During SMOV, high-dynamic-range isolated star images were obtained through several filters (WFC3 ISR 2009-37). These are shown with a logarithmic stretch in Figure 7.6. The images appear slightly elongated vertically, due to the 24 degree tilt of the detector to the chief ray and the fact that a distortion correction has not been applied. Although the target was chosen to be isolated, a number of field galaxies appear in both the F098M and the F160W filter images; these are also seen in long wavelength UVIS channel images of the same target (Figure 6.13). Some detector artifacts, including cold and warm pixels and imperfectly removed cosmic ray hits are evident.

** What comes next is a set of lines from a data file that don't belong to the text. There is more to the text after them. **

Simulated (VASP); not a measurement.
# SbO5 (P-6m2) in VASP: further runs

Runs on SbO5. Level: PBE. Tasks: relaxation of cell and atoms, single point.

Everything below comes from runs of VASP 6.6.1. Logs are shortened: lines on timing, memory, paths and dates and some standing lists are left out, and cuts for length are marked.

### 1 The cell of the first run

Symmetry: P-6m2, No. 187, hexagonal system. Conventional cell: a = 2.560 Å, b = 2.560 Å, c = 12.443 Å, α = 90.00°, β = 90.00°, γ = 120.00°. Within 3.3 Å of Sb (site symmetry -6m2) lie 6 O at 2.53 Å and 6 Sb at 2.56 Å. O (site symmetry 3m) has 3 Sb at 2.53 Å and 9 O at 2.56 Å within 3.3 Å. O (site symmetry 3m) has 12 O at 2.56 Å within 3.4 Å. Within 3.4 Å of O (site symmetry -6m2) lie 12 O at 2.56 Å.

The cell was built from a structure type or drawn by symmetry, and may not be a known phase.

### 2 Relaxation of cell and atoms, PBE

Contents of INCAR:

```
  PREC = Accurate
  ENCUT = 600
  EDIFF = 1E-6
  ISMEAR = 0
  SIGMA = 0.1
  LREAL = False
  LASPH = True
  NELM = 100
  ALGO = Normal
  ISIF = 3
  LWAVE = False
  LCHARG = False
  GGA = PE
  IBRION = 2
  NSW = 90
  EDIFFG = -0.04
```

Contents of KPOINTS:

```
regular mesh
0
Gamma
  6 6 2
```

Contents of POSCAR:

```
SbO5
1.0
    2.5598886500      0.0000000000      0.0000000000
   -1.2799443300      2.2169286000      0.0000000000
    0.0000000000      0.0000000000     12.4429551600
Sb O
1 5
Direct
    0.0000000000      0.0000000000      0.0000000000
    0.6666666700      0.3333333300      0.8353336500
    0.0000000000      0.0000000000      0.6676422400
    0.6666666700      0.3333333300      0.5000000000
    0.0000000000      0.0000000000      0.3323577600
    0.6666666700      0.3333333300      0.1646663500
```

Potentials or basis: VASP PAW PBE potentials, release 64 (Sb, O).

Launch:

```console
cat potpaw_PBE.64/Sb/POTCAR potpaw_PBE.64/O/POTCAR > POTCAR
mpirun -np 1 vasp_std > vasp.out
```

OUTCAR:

Figure 7.6: High dynamic range WFC3/IR star images through F098M (left) and F160W (right) subtending ~20 arcsec on each side near field center. No distortion correction has been applied. Stretch is logarithmic from 10–3 to 103 e sec–1 pixel–1. Faint galaxies appear in the background.


7.6.3 Other PSF Behavior and Characteristics

Temporal Dependence of the PSF: HST Breathing

All HST observations are affected to some extent by short-term focus variations (“breathing”), which arise from the changing thermal environment of HST (See Section 6.6.3). For the IR channel, breathing is expected to produce variations of ~0.3% and less than 0.1% in the FWHM of the PSF of WFC3/IR at 700 nm and at wavelengths longer than 1100 nm, respectively, on typical time scales of one orbit.

Intra-Pixel Response

The response of a pixel of an IR detector to light from an unresolved source varies with the positioning of the source within the pixel due to low sensitivity at the pixel's edges and dead zones between pixels. For NICMOS, the intra-pixel sensitivity was found to be an important effect: it varies by as much as 40% (peak to valley). This effect has an impact on point sources which depends on the sampling, and therefore, for a given pixel scale, on the wavelength of the diffraction-limited images. Well-dithered exposures average out this effect, but photometric accuracy for stellar sources with few dither positions can be limited by uncertainties related to intra-pixel response.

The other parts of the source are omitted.